One of the hottest rising stars to come out of Australia are the mixture of metalcore with post hardcore by the name of In Hearts Wake who are looking to make much more of a strong presence with their upcoming record ‘Ark’. Being the bands 4th studio record after their two very popular releases of ‘Earthwalker’ and ‘Skydancer’, it is now the moment to see where this record goes.
The album is starting off in its strong mannerisms that stick to what you probably already know about the group with opening track ‘Passage’ and it’s production hits hard, but at the moment the band seem to playing their cards to their chest as the track doesn’t show off too much newer elements within their arsenal. The same seems to go with next track ‘Nomad’ which provides you with the bands mixture of strong riffs and tire-puncturing heavy moments with some elegant guitar leads. The clean vocals from Kyle Erich give the choruses their much needed boost as well as during the tracks key moments. ‘Frequency’ makes you think you’ve accidentally skipped the album and jumped into a New Found Glory record from the beginning moments of the song, but don’t be fooled by the pop punk traits that come across as the record elevates its anthemic qualities so much more and the track easily cements itself as a live show staple.
The album moves forward and you tend to get more of the same style that you’re used to with the band as the same tempo elements and playing style unfortunately puts them back in their own creativity box. Songs such as ‘Warcry’ and ‘Elemental’ seem to give you a nice throw back to their popular material that you enjoy jamming and with encompassing these tracks into their entire discography they make a lot more sense, but with that aspect the tracks don’t have anything too memorable in their approach to make the record stand out as a whole. Now and again you have the softer songs help bring out a lot more to the band that you might not have been used to listening to, with tracks like ‘Arrow’ and ‘Waterborne’ further showing proof of Kyle’s masterful singing abilities, which help with some of the instrumentation and becomes one of the records redeemable features.
The album comes after some of their most seemingly forceful and passionate work to date and with this record they only just manage to keep that. With the majority of the feeling stemming around a record that feels too safe for a genre that is oversaturated to begin with, there are a few tracks that help overshadow this fact with its beauty. It’s not a major setback for the group, but might leave a few fans feeling like they didn’t get what they wanted.
Bringing you some strong blends of melodic hardcore and post hardcore to your ears, Essex based Create To Inspire are set in their ways to drop their debut album ‘Sickness’ next week. With the eyes set on them in new formatted territory, the band are here to pull out all the stops and possibly give you something you’ve been waiting to hear.

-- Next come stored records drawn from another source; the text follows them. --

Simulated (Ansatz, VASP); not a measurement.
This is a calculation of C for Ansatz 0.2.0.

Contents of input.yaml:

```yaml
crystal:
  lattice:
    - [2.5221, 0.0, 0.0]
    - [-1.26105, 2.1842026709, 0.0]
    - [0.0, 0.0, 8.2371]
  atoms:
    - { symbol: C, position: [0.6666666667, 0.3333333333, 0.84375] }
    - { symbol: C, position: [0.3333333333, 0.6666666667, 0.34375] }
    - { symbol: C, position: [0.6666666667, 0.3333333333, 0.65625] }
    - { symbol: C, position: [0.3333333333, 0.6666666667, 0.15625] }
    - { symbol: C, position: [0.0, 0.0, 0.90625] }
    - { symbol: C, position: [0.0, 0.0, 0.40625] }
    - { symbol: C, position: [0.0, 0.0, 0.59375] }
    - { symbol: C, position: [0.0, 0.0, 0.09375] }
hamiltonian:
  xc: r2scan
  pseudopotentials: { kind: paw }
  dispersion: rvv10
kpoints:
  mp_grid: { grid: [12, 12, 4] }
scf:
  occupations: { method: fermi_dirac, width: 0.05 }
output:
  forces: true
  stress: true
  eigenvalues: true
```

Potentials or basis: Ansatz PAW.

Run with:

The record opens up quite strongly with the first bunch of tracks. ‘Agony’ really helps you get into the mindset that the band are in with the rhythm helping to elevate the lead sections where needed to help show off more of the bands style. The clean intro to this track is a perfect way to get you slowly into what they have coming with the band hitting many decent points where they can. The vocals hit the genre very well, both screams and cleans, but with the former they can feel a bit piercing and straining at points which whilst it helps add to the overall emotion, it will take a couple of listens to fully get into. ‘Recluse’ takes the bull by the horns again with a grasp of the heavier side of alternative rock seeping through the bands bloodstream and breathing a new breath into the record. Moving into the third track ‘Regret’, the band push a lot more of the darker side of the melodies on the lead guitar side, which is one of the best features over the entire record. The song seems to channel a more post hardcore punch in it with the clean vocals flowing over the choruses really elegantly and gives you a feeling of what a UK version of Being As An Ocean would be like in a formation.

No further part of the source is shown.